Context-aware means the platform knows the difference between a lunch break and a Friday night: device, time, viewing history, who’s likely in the room. The technology to make that decision per viewer, per moment, inside the delivery path is exactly the edge-inference architecture the AI infrastructure world is busy building — which is why I keep insisting media is one of its first serious customers.
Piracy is a demand signal
When finding what you want legitimately is this hard, some people go somewhere it’s easy. The industry mostly frames that as an enforcement problem, and enforcement matters — content authentication, forensic watermarking, provenance credentials are table stakes and getting better. But enforcement alone is playing defence.
The sharper framing: piracy is a demand signal, not a moral failing. It tells you exactly where your experience is broken. When the pirated experience is faster and simpler than the paid one, the fix isn’t only in the courts — it’s in the product. Reduce the friction, add the things piracy can’t offer (offline, social, live), and make paying the easy path. Protect and solve, simultaneously; neither works alone.
The experience stack
The framework I use to sort investment in this space is a four-layer stack, split into two tiers.
Table stakes — necessary, undifferentiated, and invisible when done well:
- Deliver. Efficient global delivery at scale — multi-CDN, per-title encoding, edge caching. The infrastructure constant.
- Protect. Enforcement technology that makes piracy harder and traceable — watermarking, content credentials, authentication.
Where you win — the layers where margin and loyalty actually live:
- Personalise. Context-aware delivery that knows the difference between a lunch break and a Friday night — edge compute, manifest control, context signals.
- Monetise. If you can personalise the experience, you can personalise the revenue — server-side ad insertion, edge ad selection, privacy-preserving targeting.

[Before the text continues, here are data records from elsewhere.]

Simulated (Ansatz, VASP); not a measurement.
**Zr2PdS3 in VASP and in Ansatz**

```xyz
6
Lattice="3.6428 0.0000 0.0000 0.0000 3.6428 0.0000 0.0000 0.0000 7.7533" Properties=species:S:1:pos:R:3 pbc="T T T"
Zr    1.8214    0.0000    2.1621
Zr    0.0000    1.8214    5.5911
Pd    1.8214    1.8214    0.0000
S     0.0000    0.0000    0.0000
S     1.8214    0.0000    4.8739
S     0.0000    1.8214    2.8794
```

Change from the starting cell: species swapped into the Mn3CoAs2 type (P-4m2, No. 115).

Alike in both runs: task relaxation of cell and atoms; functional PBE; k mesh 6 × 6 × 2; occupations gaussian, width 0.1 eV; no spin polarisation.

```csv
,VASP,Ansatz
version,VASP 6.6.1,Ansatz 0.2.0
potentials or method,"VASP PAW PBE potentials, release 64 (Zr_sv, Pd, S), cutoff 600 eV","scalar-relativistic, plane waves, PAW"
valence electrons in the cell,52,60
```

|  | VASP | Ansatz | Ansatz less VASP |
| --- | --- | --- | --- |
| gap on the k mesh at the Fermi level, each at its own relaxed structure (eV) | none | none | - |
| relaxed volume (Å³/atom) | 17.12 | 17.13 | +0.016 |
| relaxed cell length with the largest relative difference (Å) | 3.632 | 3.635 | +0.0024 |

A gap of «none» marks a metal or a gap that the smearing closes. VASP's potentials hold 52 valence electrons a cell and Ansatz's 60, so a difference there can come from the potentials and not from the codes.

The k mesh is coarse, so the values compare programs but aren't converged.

The uncomfortable audit question for any streaming platform: where does your investment actually sit? If it’s overwhelmingly in Deliver and Protect, you’re optimising table stakes — spending to not-lose rather than to win. The content layer changes every quarter; the experience stack is the constant. (If you want to feel the trade-offs directly, the Experience Budget Allocator lets you split a latency budget across origin, regional, edge, and client tiers and watch what each millisecond costs.)
The bottom line
The content wars had a clear scoreboard: catalogue size, exclusives, spend. That war is over — not because someone won it, but because everyone spent themselves into the same exhausted position and the consumer stopped rewarding the next billion dollars of library.
The next war is scored differently. Time-to-play. Discovery abandonment. Browse-to-play conversion. The minutes my family doesn’t spend scrolling. These are measurable, instrumentable, fixable numbers — and almost nobody is competing on them yet.
The streaming industry solved access. Now it has to solve experience. The platforms that survive won’t be whoever spent the most on content. They’ll be whoever made it easiest to find and watch what you actually want.
The full framework — including the decision checklist for platform teams — is in the From Content Wars to Experience Wars insight.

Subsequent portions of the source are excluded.